History

Football of various types was played in New South Wales from the 1820s but the first Association football club in the colony formed in 1880.

Thereafter immigrants, locals, miners, workers and youth combined to shape football into what has always been the sport’s dominant state in Australia. The code has progressed over time from paddocks to stadia but the quest for players and patrons, money and media has been as difficult as protracted. There have been such problems as world depressions, world wars and the rivalry of other codes. There was also a dominant culture so often unmoved by a game it sometimes deemed to be foreign. The tide seemed to have turned in the 1920s and then again in the 1950s. Australia’s qualification for the World Cup in 1974, and a national competition thereafter, promised a third breakthrough. Yet it took another thirty years to cement a viable national league, join the Asian Football Confederation and return to the World Cup (2006), the first of five consecutive qualifications. All states and territories played their roles in the game’s journey but New South Wales has always remained at the centre, from the first club through to today.

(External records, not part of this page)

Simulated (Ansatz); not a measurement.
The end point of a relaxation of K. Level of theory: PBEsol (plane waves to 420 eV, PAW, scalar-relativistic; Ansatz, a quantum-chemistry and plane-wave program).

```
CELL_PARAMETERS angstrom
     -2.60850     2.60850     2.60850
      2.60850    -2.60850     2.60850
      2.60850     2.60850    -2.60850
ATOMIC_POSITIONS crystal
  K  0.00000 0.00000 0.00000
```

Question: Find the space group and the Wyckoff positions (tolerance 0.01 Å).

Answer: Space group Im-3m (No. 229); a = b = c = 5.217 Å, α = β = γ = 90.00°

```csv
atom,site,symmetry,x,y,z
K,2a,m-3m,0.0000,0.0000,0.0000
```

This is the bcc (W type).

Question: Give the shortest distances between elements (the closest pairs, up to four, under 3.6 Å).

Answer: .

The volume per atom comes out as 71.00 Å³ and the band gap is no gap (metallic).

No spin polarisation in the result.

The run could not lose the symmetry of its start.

A Brief History of Football in NSW

Preserving our History

The Great Save is an initiative to ensure that we hold on to the past, and recognise the many wonderful people, clubs and organisations that have all contributed to make the sport what it is today. An initiative that first began in England, Football NSW is working with a group of enthusiastic, volunteer ‘football aficionados’ and historians who have been able to breathe life into the concept here in Australia.